An enchanting and magical story richly illustrated by former Children’s Laureate Quentin Blake. Rosie collects old ice lolly sticks. Without any lolly left what is the point? Luckily, the sticks themselves work out a reason and form themselves into a wonderful horse. In Quentin Blake’s illustrations the prancing lolly stick horses gallop across cities and jungles and over oceans and deserts on the quest for pirates and their gold.
Quentin Blake's hallmark illustration style breathes energy and mischeviousness into something as small and ordinary as a disused ice-lolly stick. If an ice-lolly stick can be a horse...then YOU can be anything you wish to be!

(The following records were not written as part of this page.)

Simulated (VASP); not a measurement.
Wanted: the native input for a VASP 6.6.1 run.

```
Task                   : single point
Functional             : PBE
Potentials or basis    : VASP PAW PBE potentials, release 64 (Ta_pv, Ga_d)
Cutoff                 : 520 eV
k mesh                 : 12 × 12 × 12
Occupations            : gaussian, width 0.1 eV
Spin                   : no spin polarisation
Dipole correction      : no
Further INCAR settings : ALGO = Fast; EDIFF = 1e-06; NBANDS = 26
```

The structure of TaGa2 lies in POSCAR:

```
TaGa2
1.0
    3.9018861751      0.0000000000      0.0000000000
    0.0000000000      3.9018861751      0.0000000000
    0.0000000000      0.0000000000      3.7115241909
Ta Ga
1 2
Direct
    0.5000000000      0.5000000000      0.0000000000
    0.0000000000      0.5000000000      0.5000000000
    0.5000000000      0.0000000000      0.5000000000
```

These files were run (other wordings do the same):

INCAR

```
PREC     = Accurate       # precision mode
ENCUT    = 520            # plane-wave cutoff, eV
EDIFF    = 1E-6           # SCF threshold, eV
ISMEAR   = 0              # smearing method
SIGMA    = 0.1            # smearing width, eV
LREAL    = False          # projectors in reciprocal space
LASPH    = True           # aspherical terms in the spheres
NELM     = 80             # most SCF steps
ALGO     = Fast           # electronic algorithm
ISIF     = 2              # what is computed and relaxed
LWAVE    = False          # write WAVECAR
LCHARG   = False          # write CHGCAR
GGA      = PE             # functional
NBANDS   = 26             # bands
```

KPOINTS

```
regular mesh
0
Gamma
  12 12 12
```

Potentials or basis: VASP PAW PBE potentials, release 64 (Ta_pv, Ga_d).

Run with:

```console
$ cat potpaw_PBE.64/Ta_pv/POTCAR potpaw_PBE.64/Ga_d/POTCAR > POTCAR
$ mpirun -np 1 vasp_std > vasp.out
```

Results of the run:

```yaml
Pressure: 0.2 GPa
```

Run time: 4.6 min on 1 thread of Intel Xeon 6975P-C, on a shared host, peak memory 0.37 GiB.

This is a story that could have come only from the imagination of Russell Hoban, brought vividly to life by the picture-book supremo Quentin Blake. This story begins with an ice-lolly stick. Its sweetness gone, it lies discarded and lonely...until a little girl called Rosie comes along. She places it carefully in her cigar box, full of other sticks. Without our ice-lollies we are nothing, says an old stick. But this new stick wants to BE something and into the minds of all the old sticks he plants dreams...maybe they can be something, too. What about Rosie? That night she dreams of helping her parents pay the bills. And so, at the stroke of midnight, magic and dreams collide and a HORSE gallops out of the cigar box! His name is Stickerino. Where to? he asks Rosie. Anywhere with treasure! she answers and hops on his back. Then begins an adventure like no other...ice-lolly mountains by the sea, caskets of gold, and pirates foiled by a stickling ice-cream van.
Russell Hoban was born in Pennsylvania, USA. His parents were Jewish immigrants from the Ukraine; his father was the advertising manager of a Jewish newspaper as well as a dram guild director. Russell was thus exposed to the arts early on, and became interested in writing at an early age, winning prizes for his stories and poems during his school years.
As an adult
Russell served in the US Infantry during WWII. For a time he taught art in New York and Connecticut. He then worked as a freelance illustrator and an advertising copywriter. He began publishing children's books in 1958, and since then has published more than fifty. His picture book The Sea-Thing Child, illustrated by Patrick Benson, was shortlisted for the Kate Greenaway Medal. Russell passed away at the age of 86 in 2011.